Replacing The Good, The Bad, and The Unknown, each week during the season, and periodically during the off-season, I am going to be putting out this column, looking back at what happened in the Pac-12, and what’s ahead.
Let’s look back at the 2019 off-season and the season that’s just a few weeks away now.
Washington and Chris Petersen are building a monster - We all know about Washington going to three-straight NY6 bowls and winning the Pac-12 two of the past three years, but this off-season has solidified that the Huskies are so close to reaching where they were at the peak of Don James era. They signed their best recruiting class since the James era for the second-straight season, are building another elite recruiting class for 2020, and sent eight players to the NFL in April. Plus, it looks like they might have an heir apparent for Petersen set up with defensive coordinator Jimmy Lake.
Oregon won the off-season - One of the big reasons Washington has to keep stepping up their game is their rival to the South is absolutely cooking. It started with Justin Herbert coming back for his senior season and then Troy Dye and some other standouts following his lead. The Ducks then roped in an elite recruiting class and are building another one.

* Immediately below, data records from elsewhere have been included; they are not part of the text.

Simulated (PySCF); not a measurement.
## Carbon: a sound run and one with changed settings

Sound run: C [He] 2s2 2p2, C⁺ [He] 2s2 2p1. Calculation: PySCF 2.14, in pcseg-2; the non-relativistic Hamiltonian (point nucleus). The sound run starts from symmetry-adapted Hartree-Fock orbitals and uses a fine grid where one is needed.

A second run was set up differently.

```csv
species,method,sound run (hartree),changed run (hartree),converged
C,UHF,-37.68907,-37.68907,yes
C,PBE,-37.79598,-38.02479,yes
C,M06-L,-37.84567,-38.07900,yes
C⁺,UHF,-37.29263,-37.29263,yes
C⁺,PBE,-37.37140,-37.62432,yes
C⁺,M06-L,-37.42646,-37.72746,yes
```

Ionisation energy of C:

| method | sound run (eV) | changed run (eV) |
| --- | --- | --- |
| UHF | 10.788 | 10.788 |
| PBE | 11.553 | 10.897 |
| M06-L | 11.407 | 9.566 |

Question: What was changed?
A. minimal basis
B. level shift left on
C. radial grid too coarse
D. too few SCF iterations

Oh, and the media is mostly picking them to win the Pac-12. It’s been a good run for the Ducks since the Redbox Bowl ended.
USC in ruins - All is not well in Troy. The Trojans are just two seasons removed from back-to-back NY6 bowls and a Pac-12 championship, but the program feels like it’s on fire. The Trojans aren’t recruiting at USC level (even though getting Bru McCoy and Chris Steele back shows how strong their pull is in Southern California) and getting passed by Oregon and Washington, and no one is picking them to even win the South this season.
I know hiring Urban Meyer or some other big name when they almost-assuredly fire Clay Helton almost-assuredly very soon, but keep in mind, the big name hire who fixes everything at USC seems to have been talked about since Pete Carroll left for Seattle.
A conference in turmoil - The Pac-12 is kind of the USC of conferences right now. A borderline laughing stock that’s slipping down the hill of power in college football with a struggling leader who seems doomed. The conference closed another underwhelming season in 2018 and is projected to be even softer in 2019. The conference takes a back seat to the other four power conferences right now and there isn’t a whole lot of reasons to assume it’s going to turn it around any time soon.
A lack of a 2019 power - One of the most-concerning parts of looking at the Pac-12 in 2019 is the conference’s lack of a true power. Washington is rebuilding. Oregon has a lot to prove after underwhelming with an easy schedule, the same personnel and coach in 2018. USC is a disaster with a nightmare schedule. Stanford has to replace their bell cows on offense. Utah has yet to show they have the offense to become a Pac-12 champion. There’s a big hole at the top of the conference going into 2019.
West Coast exodus - The rest of the power conferences are raiding Pac-12 region recruiting talent. Power schools from out East have long recruited the fertile grounds of California and the other major markets out in Pac-12 country, but they’ve never been so successful in luring away top West Coast recruits. The conference is going to have a very hard time competing on an elite national level if they can’t find a way to better fight off programs like Alabama, Clemson, Ohio State, Oklahoma, and so on.
Utah’s step-by-step - It’s been a long, slow grind, but Kyle Whittingham has the Utes to where they are expected to win the Pac-12 in 2019. The Utes have climbed the ladder from Mountain West program who many thought couldn’t compete in the Pac-12, to perennial bowl team, to division champion, and now to the official preseason favorite.
Are the Utes ready to enter the season as a favorite, blow past a very weak South, and take down a North power in the Championship Game?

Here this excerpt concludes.